By now you have heard the story of the King and the MiWay sales agent?
In brief, a MiWay agent phoned the King of the Zulu nation, without knowing who he was calling. A simple mistake.
They had a short call. The King explained who he is. And why he does not need insurance. He was gracious and ended giving a traditional blessing. Nothing wrong with that.
And then it went wonky.
The soundtrack found its way online.
The POPI act almost bans direct marketing. It stems from pushy telesales people. They are relentless. They won't take you off their lists. They don't behave well.
The King is famous. Any news about him will get attention. As sharing this soundtrack did.
The POPI act does not yet have teeth. The Regulator cannot yet impose fines. Nor can it send people to jail. Yet.
But the Regulator put out a statement last week. It said it "noted with concern" this "unlawful processing". And that it will "engage with MiWay proactively".
The Information Regulator won't have many staff. Many of us see this as a reason to ignore POPI. Who will actually chase us?
The gotcha in the Act is that we must chase ourselves. If we face a breach like this we must report ourselves to the Regulator.
This "breach" was by an employee of the firm. First, inside the firm as he told colleagues. Then online as someone published the soundtrack. Right now MiWay carries only the costs. (Tarnished image, lost sales, PR time and effort, ...)
After the POPI Act goes live there would be the added cost of dealing with the Regulator, the court case, the legal fees, and the fines.

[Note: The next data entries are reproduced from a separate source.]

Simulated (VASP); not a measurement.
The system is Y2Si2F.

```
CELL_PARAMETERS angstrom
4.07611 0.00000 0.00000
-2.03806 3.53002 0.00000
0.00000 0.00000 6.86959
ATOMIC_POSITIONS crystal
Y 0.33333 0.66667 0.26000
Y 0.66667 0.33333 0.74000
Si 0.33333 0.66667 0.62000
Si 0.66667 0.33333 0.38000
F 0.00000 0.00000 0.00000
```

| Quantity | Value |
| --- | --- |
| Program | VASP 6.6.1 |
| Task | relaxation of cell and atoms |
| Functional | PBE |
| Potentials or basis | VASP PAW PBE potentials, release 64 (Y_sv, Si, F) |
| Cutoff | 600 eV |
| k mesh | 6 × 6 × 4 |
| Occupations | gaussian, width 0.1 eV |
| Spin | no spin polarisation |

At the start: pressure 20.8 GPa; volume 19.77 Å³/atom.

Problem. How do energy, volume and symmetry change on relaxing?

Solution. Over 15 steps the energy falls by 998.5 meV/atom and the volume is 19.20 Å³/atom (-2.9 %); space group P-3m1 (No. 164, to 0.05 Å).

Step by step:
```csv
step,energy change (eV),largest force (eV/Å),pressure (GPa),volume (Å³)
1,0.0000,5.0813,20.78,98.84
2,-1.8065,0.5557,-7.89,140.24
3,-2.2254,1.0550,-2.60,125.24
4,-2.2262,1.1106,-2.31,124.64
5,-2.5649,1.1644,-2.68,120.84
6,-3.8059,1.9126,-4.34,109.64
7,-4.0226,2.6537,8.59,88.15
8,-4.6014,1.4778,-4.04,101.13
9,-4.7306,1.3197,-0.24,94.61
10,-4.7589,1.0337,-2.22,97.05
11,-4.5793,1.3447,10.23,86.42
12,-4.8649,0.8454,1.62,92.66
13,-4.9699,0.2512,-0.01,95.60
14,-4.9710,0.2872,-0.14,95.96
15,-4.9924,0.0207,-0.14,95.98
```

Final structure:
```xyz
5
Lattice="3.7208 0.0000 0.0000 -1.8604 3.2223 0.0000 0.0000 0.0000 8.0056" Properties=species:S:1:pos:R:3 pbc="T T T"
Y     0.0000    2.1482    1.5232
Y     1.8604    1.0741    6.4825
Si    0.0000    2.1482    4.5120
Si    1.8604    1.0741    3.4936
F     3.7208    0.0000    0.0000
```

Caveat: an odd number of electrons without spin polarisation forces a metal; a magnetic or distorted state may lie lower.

What if the King hadn't been as gracious? Imagine that he suffered some pain, some loss from other people hearing that chat? He would sue the company as soon as the Regulator found MiWay liable. And he would win. (It turns out he is thinking of doing this right now anyway.)
This kind of mistake happens. POPI aims to hold someone liable. The only way it can achieve that is to penalise us if we make this kind of mistake. Hence the threat of huge penalties. Otherwise, in true South African style, we would ignore it.
("Us" would be people who hold private info about others as part of our business efforts.)
POPI is here to stay. It's an inexorable global trend.